Envision The Decision To Sell Stocks: Financial Advisors' Daily Digest

by: SA For FAs

Summary

Jeff Miller: How to think about whether to take profits and pay taxes.

Roger Nusbaum offers approaches to “alternative retirements” for those who may be underfunded.

Yuval Taylor: Why low beta outperforms.

Legally avoiding taxes is a vital part of sound financial management. While tax rates vary with your jurisdiction, the odds are high that your combined federal, state and local tax payments add up over time to one of the biggest expenses of your life.
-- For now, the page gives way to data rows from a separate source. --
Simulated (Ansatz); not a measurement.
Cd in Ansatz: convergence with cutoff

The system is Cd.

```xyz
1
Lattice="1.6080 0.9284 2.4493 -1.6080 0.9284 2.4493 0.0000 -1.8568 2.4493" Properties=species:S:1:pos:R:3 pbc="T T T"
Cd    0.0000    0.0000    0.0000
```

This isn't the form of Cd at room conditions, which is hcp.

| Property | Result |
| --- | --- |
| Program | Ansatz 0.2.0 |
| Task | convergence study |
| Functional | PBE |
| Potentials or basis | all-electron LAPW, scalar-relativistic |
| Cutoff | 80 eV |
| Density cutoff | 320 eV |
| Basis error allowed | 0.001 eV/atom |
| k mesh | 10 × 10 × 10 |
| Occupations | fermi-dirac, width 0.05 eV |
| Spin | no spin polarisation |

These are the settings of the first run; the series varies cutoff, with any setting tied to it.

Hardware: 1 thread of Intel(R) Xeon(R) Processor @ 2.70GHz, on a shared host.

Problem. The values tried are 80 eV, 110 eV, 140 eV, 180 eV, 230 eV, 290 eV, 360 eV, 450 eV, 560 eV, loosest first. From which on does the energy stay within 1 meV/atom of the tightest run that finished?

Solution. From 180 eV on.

That is why those saving for big lifecycle goals such as retirement or college do so in tax-favored accounts. And even among different qualified accounts, there is tax arbitrage to be had. For example, many retirement savers with traditional IRAs re-characterize to Roth accounts, paying more in taxes now in low tax-bracket years to get tax-free growth in later years.

All of this is so understood, so ingrained, that it strengthens an instinct to avoid paying the tax man under any circumstances, even when good financial management suggests you should take the tax hit. And therein lies the value of Jeff Miller's new article on SA discussing how to think about whether to take profits and pay taxes.

For those who have maxed-out their tax-qualified accounts and manage money in a taxable account, Jeff's article helps you quantify - and visualize (important for those who don't like quantifying!) - the cost you pay for adhering to your instincts to not pay taxes. He displays a tax tool that helps an investor make the difficult decision whether to take a known tax hit versus the unknown of holding stock with the hope of further appreciation (and a lower tax rate if short-term capital gains can be avoided).

This matter can never be completely certain because one side of the comparison involves uncertain future stock gains or losses.

But since instincts may bias an investor toward holding and the investor will have to pay taxes anyway - possibly on a smaller gain if holding the stock turned out to be counterproductive - it is worth thinking this through. Jeff helps frame and quantify this matter.

For my part, I would simply add a little psychological support for the idea of selling stocks under certain scenarios. First, I view investing as a long-term affair, and don't recommend non-expert investors trade in and out of stocks. But I do recommend that investors re-balance their portfolios to the target that meets their objectives. I've known too many investors, including those very close to retirement, whose stock-heavy portfolios have rocketed forward over the past decade and they can't get off the train for fear of missing out.

That means they're risking going into retirement without sufficient financial cushion. This is unwise. If the average bear market lasts a year and a half, and if we want to be conservative and consider the possibility that the next bear market will be above-average (meaning longer-lasting) just as the current bull market has been, then the smart thing to do would be to ensure you have enough cash for at least two years. That way you can sail through the next bear market without having to sell any stock; what's more, you get to sell shares when they're worth something (i.e., now) and resume sales only when the market has recovered to pre-bear-market levels.

Just as Jeff's tool helps investors envision the decision to take profits or not, I'd like to offer my own modest contribution to this visualization. Let's say you sell a stock and it turns out to be near its peak price. This is the stuff people crow about. And let's say you don't and the stock falls to a loss or to a reduced profit. This you won't feel much like crowing about. To help you internalize this feeling prior to making a decision, go out and buy a lottery ticket. When people lose the lottery they tend to rip up the ticket and throw it away. This time keep it, or even frame it, as a reminder of what could have been with that dollar - a donation to charity, a chocolate bar for your kid, etc. Don't be sentimental about your winning stocks when there is a reason to sell, such as the benefit of maintaining the proper level of portfolio risk.